Undergrad Question regarding a sequence proof from a book

[MathMorlock]

I have a Dover edition of Louis Brand's Advanced Calculus: An Introduction to Classical Analysis. I really like this book, but find his proof of limit laws for sequences questionable. He first proves the sum of null sequences is null and that the product of a bounded sequence with a null sequence is null. These proofs are fine, yet he then does this proof.

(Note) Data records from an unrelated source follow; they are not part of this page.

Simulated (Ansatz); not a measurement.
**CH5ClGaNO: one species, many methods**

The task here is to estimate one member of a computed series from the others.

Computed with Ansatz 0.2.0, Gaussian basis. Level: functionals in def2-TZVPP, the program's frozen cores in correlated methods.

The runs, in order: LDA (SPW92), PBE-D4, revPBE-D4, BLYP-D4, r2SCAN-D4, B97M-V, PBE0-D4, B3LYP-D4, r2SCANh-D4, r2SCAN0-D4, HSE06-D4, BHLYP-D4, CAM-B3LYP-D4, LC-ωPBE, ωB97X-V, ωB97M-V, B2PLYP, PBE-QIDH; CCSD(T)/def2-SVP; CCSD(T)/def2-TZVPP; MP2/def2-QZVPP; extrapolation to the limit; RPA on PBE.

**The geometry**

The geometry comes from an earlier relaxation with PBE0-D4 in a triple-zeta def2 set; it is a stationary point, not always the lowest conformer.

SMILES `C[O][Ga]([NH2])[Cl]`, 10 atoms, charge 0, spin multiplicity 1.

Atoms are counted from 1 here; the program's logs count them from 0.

Suppose $a_n → α$ and $b_n → β$. Write $a_n = α + x_n$ and $b_n = β + y_n$ where $x_n$ and $y_n$ are both null sequences. Now
$$
a_n + b_n = \alpha + x_n + \beta+y_n
$$
$$
a_n + b_n -(\alpha+ \beta) = x_n + y_n
$$
We have shown $a_n + b_n - (α+ β)$ is the sum of two null sequences and therefore also null. Hence, $$a_n + b_n \to α + β.$$

Are we really allowed to rewrite a sequence to another one that converges to the same limit, i.e $a_n = α + x_n$?

 

[Mark44]

I have a Dover edition of Louis Brand's Advanced Calculus: An Introduction to Classical Analysis. I really like this book, but find his proof of limit laws for sequences questionable. He first proves the sum of null sequences is null and that the product of a bounded sequence with a null sequence is null. These proofs are fine, yet he then does this proof.

Suppose $a_n → α$ and $b_n → β$. Write $a_n = α + x_n$ and $b_n = β + y_n$ where $x_n$ and $y_n$ are both null sequences. Now
$$
a_n + b_n = \alpha + x_n + \beta+y_n
$$
$$
a_n + b_n -(\alpha+ \beta) = x_n + y_n
$$
We have shown $a_n + b_n - (α+ β)$ is the sum of two null sequences and therefore also null. Hence, $$a_n + b_n \to α + β.$$

Are we really allowed to rewrite a sequence to another one that converges to the same limit, i.e $a_n = α + x_n$?

It's not clear to me what you're trying to say. It's given that $\{x_n\}$ is a null sequence; i.e., $\lim_{n \to \infty} x_n = 0$. $a_n$ doesn't have to be equal to $\alpha + x_n$, for every n, but $\lim_{n \to \infty} a_n = \lim_{n \to \infty} \alpha + x_n$ must be true.

 

[Stephen Tashi]

Are we really allowed to rewrite a sequence to another one that converges to the same limit, i.e $a_n = α + x_n$?

Of course not. We can't claim a sequence {a_n} is term-by-term equal to another abitrarily chosen sequence that converges to the same limit. However, that's not what's being done. We define $x_n$ to be $x_n = a_n - \alpha$. Then $x_n$ is a null sequence and, by definition, $x_n + \alpha = a_n$.

 

[PeroK]

Are we really allowed to rewrite a sequence to another one that converges to the same limit, i.e $a_n = α + x_n$?

You could ask the same about a number. If $a$ and $\alpha$ are numbers, then we know there is a number $x$ such that $a = \alpha + x$.

In this case, $a$ and $\alpha + x$ represent the same number. Just as $a_n$ and $\alpha + x_n$ represent the same sequence.